Labor Dispute Snarls Port of Oakland


OAKLAND, Calif. (CN) – Incoming ships are backed up and outgoing ships are stalled at the Port of Oakland in a labor dispute between longshore workers and terminal operators.
     A nearly weeklong work stoppage came after nine months of contract negotiations between union dockworkers and terminal operators at 29 ports on the West Coast. The impasse spurred President Obama to send U.S. Labor Secretary Thomas Perez to San Francisco on Tuesday and Wednesday to assist in the negotiations.
     Longshore workers took the day off Thursday for a union meeting.
     The dispute between the International Longshore and Warehouse Union, which represents about 20,000 dockworkers, and the Pacific Maritime Association, on behalf of 72 shipping companies, began when the dockworkers’ contract expired on June 30, 2014.

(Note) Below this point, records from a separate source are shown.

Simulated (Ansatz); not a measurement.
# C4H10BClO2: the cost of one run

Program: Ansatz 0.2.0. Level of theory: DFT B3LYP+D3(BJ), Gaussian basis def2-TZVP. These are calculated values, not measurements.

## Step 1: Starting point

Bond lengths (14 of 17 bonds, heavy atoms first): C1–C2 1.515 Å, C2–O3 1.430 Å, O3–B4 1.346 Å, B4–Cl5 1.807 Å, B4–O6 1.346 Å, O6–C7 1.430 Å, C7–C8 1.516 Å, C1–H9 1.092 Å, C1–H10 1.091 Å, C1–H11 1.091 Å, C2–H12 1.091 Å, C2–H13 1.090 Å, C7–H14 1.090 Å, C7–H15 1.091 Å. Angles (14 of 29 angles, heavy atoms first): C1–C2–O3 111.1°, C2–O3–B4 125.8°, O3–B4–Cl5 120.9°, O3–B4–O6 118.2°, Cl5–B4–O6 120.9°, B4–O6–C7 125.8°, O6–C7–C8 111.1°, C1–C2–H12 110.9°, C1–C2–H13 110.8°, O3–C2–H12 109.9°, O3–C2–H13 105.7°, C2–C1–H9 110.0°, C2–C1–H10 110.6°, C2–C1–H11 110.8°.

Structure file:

     The Port says that container imports declined by 39 percent in January compared with last year and that exports were down by 26 percent.
     “The decision not to work is damaging to shippers who rely on the Port of Oakland to move their cargo, and to the thousands of people who depend on the Port for their livelihood,” John Driscoll, the port’s maritime director, said in a statement.
     “Disruptions such as this one cripple our ability to support global trade and the economy of the Bay Area.”
     The port said that union meetings such as the one held Thursday, known as stop-work meetings, have long been a part of labor-management contracts at West Coast ports, but the meetings have traditionally been held at night.
     Thursday’s day-shift meeting, the port said, coincided with the port’s peak period of daily activity.
     Union officers could not be reached for comment Thursday.
     The port said full marine terminal operations were expected to resume Friday.